The telescopes, built by an international collaboration led by physicists from the California Institute of Technology and Princeton, are designed to detect faint curlicues in the polarization of the microwaves. According to a widely held theory known as inflation, such curls would have been caused by violent disruptions of space-time when the universe as we know it began expanding, a sliver of a moment after time as we think we understand it began, the report said.
If SPIDER finds these patterns of polarization, “it would be a smoking gun of how the universe began, ” said University of British Colombia professor Mark Halpern, a member of the SPIDER team, on the CBC program On The Coast.
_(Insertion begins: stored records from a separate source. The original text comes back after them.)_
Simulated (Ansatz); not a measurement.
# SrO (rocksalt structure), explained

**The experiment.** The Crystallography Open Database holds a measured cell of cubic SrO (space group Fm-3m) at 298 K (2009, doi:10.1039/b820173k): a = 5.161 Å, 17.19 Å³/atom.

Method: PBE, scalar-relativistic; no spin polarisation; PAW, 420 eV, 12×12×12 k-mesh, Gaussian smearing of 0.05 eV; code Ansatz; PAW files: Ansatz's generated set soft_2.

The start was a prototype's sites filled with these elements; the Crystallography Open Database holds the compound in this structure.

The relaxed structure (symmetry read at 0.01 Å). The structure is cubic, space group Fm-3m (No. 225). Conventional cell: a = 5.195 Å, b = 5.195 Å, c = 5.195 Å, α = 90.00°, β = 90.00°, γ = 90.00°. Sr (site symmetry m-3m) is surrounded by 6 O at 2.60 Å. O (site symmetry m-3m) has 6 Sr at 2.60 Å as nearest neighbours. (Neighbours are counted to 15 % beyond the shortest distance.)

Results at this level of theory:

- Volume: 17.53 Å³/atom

According to Halpern, scientists theorize that during the Big Bang, there was an “unbelievable expansion of the universe … that the whole universe came to be in a tiny fraction of a second out of something that at the start was way less than a grain of sand, and then stopped expanding.”
The telescope weighs about the same as a Ford Explorer and is attached to an inflatable helium balloon that is roughly the size of a professional hockey arena. It will remain airborne for 20 days at an altitude of 36 km, cruising on the circumpolar winds that circle the coast of Antarctica, CBC said.
The puzzle for scientists is understanding why the universe, which is so old, didn’t fly apart or collapse, Halpern said.
“If it kept expanding, it would now be empty…It would be so expanded that the number of atoms per cubic metre would be uninteresting.”
SPIDER will observe the microwaves in two wavelengths which will allow them to distinguish dust from primordial space-time ripples. It will also have the advantage of being above the atmosphere, the Times said
SPIDER was shipped from Canada, where it was built over the course of a decade. Researchers had to separate it into pieces and then put it back together on site, CBC said.